1. ISP customer setup automation sometimes creates issues. Email from domain A to domain B works, but from domain B to domain A doesn't. Be careful if both are customers of the same ISP. Sometimes automated processes create mail domains, DNS zones, and web space for all customers. Customers that use the same ISP can experience issues (depending on mail server software used) if one customer uses ISP mail (POP/IMAP & SMTP) and the other hosts their own mail server. If ISP mail servers have mail domains set up for customers who do not use the ISP provided mail (have their own mail server), when another ISP customer who does use the ISP provided mail service attempts to relay mail through the ISP's mail servers, delivery ends up being server local instead of the server looking up the correct MX record. This usually ends up being an SMTP 550 error (user not found) rejection sent to the sender.

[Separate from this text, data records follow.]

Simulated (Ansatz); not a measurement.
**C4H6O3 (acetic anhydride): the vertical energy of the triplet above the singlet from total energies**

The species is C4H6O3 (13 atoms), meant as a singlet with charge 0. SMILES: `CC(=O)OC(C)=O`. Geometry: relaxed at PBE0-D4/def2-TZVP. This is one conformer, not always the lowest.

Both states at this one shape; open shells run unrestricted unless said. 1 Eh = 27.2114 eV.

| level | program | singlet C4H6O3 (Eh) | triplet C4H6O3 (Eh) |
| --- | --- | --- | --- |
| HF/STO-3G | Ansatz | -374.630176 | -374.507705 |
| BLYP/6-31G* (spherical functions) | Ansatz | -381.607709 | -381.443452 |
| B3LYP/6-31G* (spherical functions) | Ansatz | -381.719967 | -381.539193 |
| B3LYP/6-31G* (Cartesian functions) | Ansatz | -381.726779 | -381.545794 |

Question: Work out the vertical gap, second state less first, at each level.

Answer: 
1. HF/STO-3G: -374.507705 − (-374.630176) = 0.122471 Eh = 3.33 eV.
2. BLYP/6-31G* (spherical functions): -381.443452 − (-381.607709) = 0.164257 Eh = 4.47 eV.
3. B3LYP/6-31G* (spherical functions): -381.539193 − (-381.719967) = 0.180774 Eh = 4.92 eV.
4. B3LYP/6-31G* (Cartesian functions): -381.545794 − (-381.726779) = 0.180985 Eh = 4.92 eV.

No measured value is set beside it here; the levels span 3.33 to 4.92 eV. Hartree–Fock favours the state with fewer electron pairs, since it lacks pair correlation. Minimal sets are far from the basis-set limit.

2. Can't send mail to AOL, join the club! If a mail domain can not send mail to AOL, it could be a number of things. The first thing to do is start a telnet SMTP session like the following: [more]

telnet mailin-01.mx.aol.com 25

The AOL server will return an error code and a web link to an article explaining why the mail was blocked. A very common error is 554 (RTR:sc) which means that your sending IP has been blocked due to too many AOL members clicking the "this is spam" link for emails that trace back to you mail server IP or domain. If you are curious about what mail is getting sent on your behalf that is being specified as spam by AOL users, you can create a feedback loop (see http://postmaster.info.aol.com/fbl/). Once you have requested a feedback loop you will be notified when a member clicks "this is spam". The email sent to you from SCOMP@aol.net will contain the complete email and header information. To be removed from an AOL block list, you must call 703-265-4670 and jump through some hoops to be removed. It takes 24-hrs for the removal to take affect.